Do not use to capture traffic on networks without authorization, to intercept private communications without legal authority, or as a substitute for full-featured SIEM platforms in production monitoring.

Prerequisites

• Wireshark 4.0+ and tshark command-line utility installed
• Root/sudo privileges or membership in the wireshark group for live packet capture
• Network interface access (physical NIC, span port, or network tap) to the monitored segment
• Sufficient disk space for packet capture files (estimate 1 GB per minute on busy gigabit links)
• Familiarity with TCP/IP protocols, HTTP, DNS, TLS, and SMB at the packet level

Workflow

Step 1: Configure Capture Environment

Set up the capture interface and filters to target relevant traffic:

# List available interfaces
tshark -D

# Start capture on eth0 with a capture filter to limit scope
tshark -i eth0 -f "host 10.10.5.23 and (port 80 or port 443 or port 445)" -w /tmp/capture.pcapng

# Capture with ring buffer to manage disk usage (10 files, 100MB each)
tshark -i eth0 -b filesize:102400 -b files:10 -w /tmp/rolling_capture.pcapng

# Capture on multiple interfaces simultaneously
tshark -i eth0 -i eth1 -w /tmp/multi_interface.pcapng

For Wireshark GUI, set capture filter in the Capture Options dialog before starting.

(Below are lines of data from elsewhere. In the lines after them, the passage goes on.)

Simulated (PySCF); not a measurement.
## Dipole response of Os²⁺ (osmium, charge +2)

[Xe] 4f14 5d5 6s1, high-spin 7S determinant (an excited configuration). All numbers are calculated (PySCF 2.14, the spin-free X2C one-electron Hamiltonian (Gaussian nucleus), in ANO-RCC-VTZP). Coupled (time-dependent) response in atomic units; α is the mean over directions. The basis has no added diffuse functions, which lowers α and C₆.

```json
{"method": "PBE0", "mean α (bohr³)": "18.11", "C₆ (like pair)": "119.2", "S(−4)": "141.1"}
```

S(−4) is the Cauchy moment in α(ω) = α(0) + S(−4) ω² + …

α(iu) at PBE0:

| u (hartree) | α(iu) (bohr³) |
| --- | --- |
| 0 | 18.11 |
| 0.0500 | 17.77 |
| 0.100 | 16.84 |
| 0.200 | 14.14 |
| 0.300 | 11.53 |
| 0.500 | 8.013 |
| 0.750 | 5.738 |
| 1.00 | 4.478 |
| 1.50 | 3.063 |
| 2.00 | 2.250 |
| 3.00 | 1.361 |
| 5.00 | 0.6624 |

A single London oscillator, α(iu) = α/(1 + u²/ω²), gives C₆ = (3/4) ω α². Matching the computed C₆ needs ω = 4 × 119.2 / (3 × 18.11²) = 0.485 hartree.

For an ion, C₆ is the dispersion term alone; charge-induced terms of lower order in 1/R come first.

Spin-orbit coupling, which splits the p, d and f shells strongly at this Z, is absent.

Step 2: Apply Display Filters for Targeted Analysis

# Filter HTTP traffic containing suspicious user agents
tshark -r capture.pcapng -Y "http.user_agent contains \"curl\" or http.user_agent contains \"Wget\""

# Find DNS queries to suspicious TLDs
tshark -r capture.pcapng -Y "dns.qry.name contains \".xyz\" or dns.qry.name contains \".top\" or dns.qry.name contains \".tk\""

# Identify TCP retransmissions indicating network issues
tshark -r capture.pcapng -Y "tcp.analysis.retransmission"

# Filter SMB traffic for lateral movement detection
tshark -r capture.pcapng -Y "smb2.cmd == 5 or smb2.cmd == 3" -T fields -e ip.src -e ip.dst -e smb2.filename

# Find cleartext credential transmission
tshark -r capture.pcapng -Y "ftp.request.command == \"PASS\" or http.authbasic"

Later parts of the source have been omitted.